Copyright 2003 Reed Business Information, Inc.

From Booklist
"Before I turn 67--next March--I would like to have a lot of sex with a man I like. If you want to talk first, Trollope works for me." When Juska, a retired schoolteacher from Berkeley, placed this ad in the New York Review of Books, she was relatively happy with her life except that "it didn't have any touching in it." This thoroughly engaging memoir not only describes her attempt to find someone to touch, but also recounts the story of her life up to the point she placed the ad. "I am . . . a cliche," she laments, after describing her history of sexual abuse, repressed memory syndrome, weight and drug problems. The litany is familiar, to be sure, but there is nothing cliched about Juska's determination to reinvent herself. We learn of her sexual adventures and of the resulting emotional entanglements, but what is most amazing about this refreshingly honest, remarkably candid story isn't the senior sex but the courage shown by a round-heeled woman who decided it was time to pursue passion with a vengeance. Ilene Cooper
Copyright © American Library Association. All rights reserved

Review
Advance praise for A Round-Heeled Woman

?Feisty, charming, moving and wise, this page-turner of a memoir proves that life for a woman?sexual and otherwise?hardly stops at thirty-nine . . . forty-nine or fifty-nine.? ?Cathi Hanauer, editor of The Bitch in the House and author of My Sister?s Bones

?Juska has a good sense of humor, and of course, her favorite writer is Anthony Trollope. She likes the way he treats women in his novels. Let?s wish her a happy birthday and buy her book. I really liked it.? ?Liz Smith, ?Page Six,? New York Post

?Juska writes well about the sex . . . but even better about the seductions, which take on the luster of years served. Expressive and touching: readers will be rooting for Juska to get all that she wants.? ?Kirkus Reviews

?There?s something universal in [Juska?s] love affair with the written word.? ?Publishers Weekly


From the Hardcover edition. -- Review


Customer Reviews

A Timeless Quest5
For decades, the personals section of _The New York Review of Books_ has been a cheerful island of sexuality within an august intellectual setting. Those of us who browse it out of curiosity rather than sincere shopping can't help but wonder how these attempts at finding love turn out. Will the beautiful, brainy SJF, earthmother, find her sweet, brilliant, companionable sexy beast? Will the adventurous, intellectual, DWM, 47, periodontist, photographer, musician, cat-lover find his full-figured woman for passionate sex and scintillating discussions? (I am citing real ads from a recent issue.) Thanks to Jane Juska, we know, quite thoroughly, how one of those ads played out. Juska was watching an Eric Roehmer film in Berkeley, carefully munching her malted milk balls, when she started writing her ad. Carefully budgeting the $4.55-per-word prose, she eventually submitted, "Before I turn 67 - next March - I would like to have a lot of sex with a man I like. If you want to talk first, Trollope works for me." Her funny, revealing, and smart book, _A Round-Heeled Woman: My Late-Life Adventures in Sex and Romance_ (Villard), shows that the old slogan is quite true: it pays to advertise.

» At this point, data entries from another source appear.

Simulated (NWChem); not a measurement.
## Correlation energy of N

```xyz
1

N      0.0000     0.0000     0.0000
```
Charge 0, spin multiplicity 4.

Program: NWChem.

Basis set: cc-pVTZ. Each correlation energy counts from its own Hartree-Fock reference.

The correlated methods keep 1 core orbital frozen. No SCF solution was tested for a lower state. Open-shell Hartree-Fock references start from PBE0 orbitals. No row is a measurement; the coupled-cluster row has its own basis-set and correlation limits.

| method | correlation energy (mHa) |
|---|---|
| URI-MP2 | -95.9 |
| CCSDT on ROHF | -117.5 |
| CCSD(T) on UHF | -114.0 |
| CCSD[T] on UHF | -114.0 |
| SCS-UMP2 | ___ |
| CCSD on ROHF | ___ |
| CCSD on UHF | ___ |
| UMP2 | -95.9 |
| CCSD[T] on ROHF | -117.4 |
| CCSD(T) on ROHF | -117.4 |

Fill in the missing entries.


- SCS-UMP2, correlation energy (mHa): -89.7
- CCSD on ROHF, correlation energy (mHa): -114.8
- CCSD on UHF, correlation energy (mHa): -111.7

If you are not "of a certain age", Juska's title might elude you. It is an old phrase that indicates a woman who is easy to get to go from vertical to horizontal. "My heels are very round," she writes, "I'm an easy lay. An easy sixty-seven year old lay. 'Twas not always so." She had gone through decades of not having a man in her life. This is not just a story of what happened once she placed her ad, but also a memoir of her life so far that led to its placement. She recounts a Midwest upbringing, sad marriage, divorce, single motherhood, teaching high school (and prison) English, her love for the novels of Anthony Trollope, and much more. Of course the main fare is how Juska managed her respondents. She triaged the letters into Yes, No, and Maybe, stacks that proved not to be rigid. Her first encounter, filled with all the worry that would do justice to any virginal adolescent, could not have been worse; the cad had sent an outdated photograph and steals her champagne flutes and her pajama bottoms. Good writing paid off for another: "... a varied syntax sends shivers up and down my spine." She fell in love with a man who only wanted a friend. She had completely successful encounters with a man who was thirty-five. He wrote her that he realized "that there is a somewhat substantial age gap between us (not quite Harold and Maude, but in the neighborhood)" but that age didn't matter for people that mattered to him. He sounds too good to be true, but there isn't any disillusionment at the book's end.

There has already been backlash about the book; many would have been better pleased if she had followed the path old ladies are supposed to take and did not admit to any lingering libido. Of course, then there would not have been any book, and then there would not have been as happy and as fulfilled an author. Most readers will be rooting for her, as she grins against the disappointments life and men inevitably hand her. She cannot help loving them, and enjoying in particular their legs, buttocks, and penises, about which she writes with gusto. She may be needy, but she is also frisky and honest. She is neither noble nor pitiable, but simply reluctant to let physical thrills be a part of the past, something that only young people savor. She is brightly appreciative of the intellectual thrills of meeting interesting men, too. This is a unique memoir by a funny and irrepressible lady, and a sexy one as well.

5 stars for the writing; 5 stars for bravery; 5 for content5
Long awaited book since the first reviews and all the hype appeared. Thank goodness she lives in Berkeley, 2 minutes from me, as that means I'll be able to attend a book reading somewhere nearby. The lady's got guts, chutzpah, joie de vivre, etc - - - but most of all, boy, can she write!
The narrative arc of A Round-Heeled Woman is framed on Juska's desire for a truly fulfilling sexual relationship for, one may assume, the first time in her life. After decades as a teacher and a single mom, looking old age eyeball-to-eyeball, she leaps into the bizarre world of Personals Ads and comes up a winner.
Deeper, however, than the sexual narrative, is the story of her blossoming as a fully-actualized woman.
What's not to love about this book? I didn't find anything.

Reading Jane Juska is like talking to a good friend5
Jane Juska's new book, A Round Heeled Woman, is not just a tale of the results of her advertisement for a sexual relationship with "a man I like". She meets some wonderful and some not so wonderful men, and the reader suffers through the disappointments and rejections and cheers the successes. (And there are several.) Yet it is her narrative of teaching in High School and at San Quentin that is so poignant and shows as much about who she is as does the ad which depicts her as a daring woman who is looking for a connection at long last, a woman who "wants to be touched" . One hopes that she writes another book, and quickly, about her teaching years, all forty of them, and in particular more about her prison students. This book is true and real and very funny and I couldn't put it down. I for one would love to meet this remarkable woman.